4. Do everything to the best of your ability.
Because laziness sucks, and I KNOW you are better than that. You KNOW when something is not the best of your ability. Do you really want to let it out knowing that you half-assed it? That might work for school essays (guilty as charged over here), but it should never be acceptable for something that you are hoping to make into a career.
5. ACTUALLY WRITE.
This one is a no-brainer people. Seriously, just go do it. That’s the one thing a writer is pretty much totally responsible for.
You can totally do this, guys. So go to it.
If you don’t agree with me on this, that’s cool. If you do, that’s also cool. I am by no means an expert and this is just my personal opinion. I also think that Sharktopus and Mega Shark vs. Crocosaurus are legitimate examples of excellent cinema, so there you go.
Enjoy reading about strong female characters kicking ass?
“It’s field vs forest, Caster vs hunter and Raina in the middle determined to protect them all.”
Creating Love Interests for Strong Female Characters
In my time I have been called a “tom boy”, “geek”, “butch” and just plain “weird”. Why? Because I love, love action, adventure, fantasy, swashbuckling, epics and heroes. I play video games, role play, dress up in costumes in public, learned to fight with swords, and read every book I came across. I want to be the heroine of every adventure out there.
But my escapist fantasies also have to include love interests, and that’s harder to find. How do you give a strong girl a love interest who doesn’t eclipse her? They can’t just sit around at home - that’s boring, and who wants to date that kind of dead weight anyway? - but if they get too involved in the heroics, it risks becoming his, not her, adventure.
Being very hot is also a huge distraction from the action.
I hear a lot of writers saying that they have trouble naming characters, but there are loads of places to go for inspiration;
- Online name generators; such as Seventh Sanctum, Serendipity, etc
- The census; there are census name generators online like this one
- The phone book
- The credits on tv programmes/movies
- The thank you list in books/CDs
- People you went to school with
Just remember to mix these names up (trust me, naming your villain after your ex is not a great idea!) Also, Google the names to make sure you’re not naming your characters after someone well known.
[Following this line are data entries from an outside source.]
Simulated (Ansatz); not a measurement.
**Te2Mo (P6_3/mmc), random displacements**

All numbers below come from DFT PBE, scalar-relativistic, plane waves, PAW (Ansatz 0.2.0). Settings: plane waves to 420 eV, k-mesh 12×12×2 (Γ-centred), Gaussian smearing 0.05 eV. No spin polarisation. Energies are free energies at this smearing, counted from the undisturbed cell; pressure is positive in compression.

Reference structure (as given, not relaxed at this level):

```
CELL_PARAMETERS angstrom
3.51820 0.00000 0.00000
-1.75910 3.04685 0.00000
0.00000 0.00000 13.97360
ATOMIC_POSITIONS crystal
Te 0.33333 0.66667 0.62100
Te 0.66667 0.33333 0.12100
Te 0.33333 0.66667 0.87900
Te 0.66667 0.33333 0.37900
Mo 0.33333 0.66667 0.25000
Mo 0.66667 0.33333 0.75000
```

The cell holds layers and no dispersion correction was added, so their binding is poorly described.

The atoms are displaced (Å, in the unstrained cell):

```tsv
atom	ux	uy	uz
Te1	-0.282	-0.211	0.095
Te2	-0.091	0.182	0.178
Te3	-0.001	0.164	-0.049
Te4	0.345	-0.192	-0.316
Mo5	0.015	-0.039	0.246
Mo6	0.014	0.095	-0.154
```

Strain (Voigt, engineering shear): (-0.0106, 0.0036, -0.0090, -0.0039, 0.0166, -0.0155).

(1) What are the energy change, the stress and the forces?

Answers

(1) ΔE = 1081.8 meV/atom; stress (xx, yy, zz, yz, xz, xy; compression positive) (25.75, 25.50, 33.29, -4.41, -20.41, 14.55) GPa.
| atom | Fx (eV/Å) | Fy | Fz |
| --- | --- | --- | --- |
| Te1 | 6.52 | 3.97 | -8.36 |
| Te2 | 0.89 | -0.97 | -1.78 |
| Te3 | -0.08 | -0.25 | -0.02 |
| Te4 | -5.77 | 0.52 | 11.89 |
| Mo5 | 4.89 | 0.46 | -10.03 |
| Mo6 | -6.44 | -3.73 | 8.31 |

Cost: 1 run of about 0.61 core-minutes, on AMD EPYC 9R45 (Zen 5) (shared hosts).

When you find a name you like, say it out loud. Make sure the first and last name sound alright together. Introduce your character out loud, introduce them to your other characters. Let your ears hear the sound of the name.
Also, check out my post 5 Things to Avoid when Naming Characters
ALSO I JUST GOT AN INTERNSHIP AS A FREELANCE WRITER???
Today has been an emotional rollercoaster and it’s only 8:00!
So I downloaded 4 (the EP released celebrate iTunes remastering the Beatles’s solo stuff) and I was totally unprepared for Ringo’s song, “Walk With You.” So long story short I cried all the way to work this morning.
Want to start self-publishing and need some practical tips? Here’s a guest post from Alice Kuipers on Wattpad:
When I was starting out as an author, not so very long ago, the main route to becoming published was to send work to agents, to publishers, to wait, to hope, to dream. For most writers, there were many, many rejections along the path to publishing, and I wrote lots of novels before my first published book finally found a home.
In the last few years, there’s been a huge shift in the publishing industry. Lots of authors still find traditional publishers for their books. But a huge, industrious group of authors have discovered the joys and challenges of self-publishing their writing. I have worked with several authors here in Saskatoon as they’ve honed and perfected their words getting them ready to self-publish and I’ve watched them with joy on the all-important night of their book launch.
There are some things to think about when you self publish. One terrific site for authors who want to self publish and who want everything I’m about to list already organized for them is Bibliocrunch. They provide editors, book designers, advice and ideas on budgeting. What more could you ask for!
- a main character who isn’t interested in romance/doesn’t pursue a romance/doesn’t end up in a romantic relationship
- characters who are overweight but are not characterized simply as ‘the fat one’
- same as the above but for LGBT characters
- and again for all ethnic characters
- adults who actually do stuff rather than take a backseat as the teens run around and save the day
- well-developed villains with understandable motives who have an actual chance of succeeding
- the importance of friendships when your family unit is broken/unstable
- coping with depression/anxiety/suicidal thoughts- realistically.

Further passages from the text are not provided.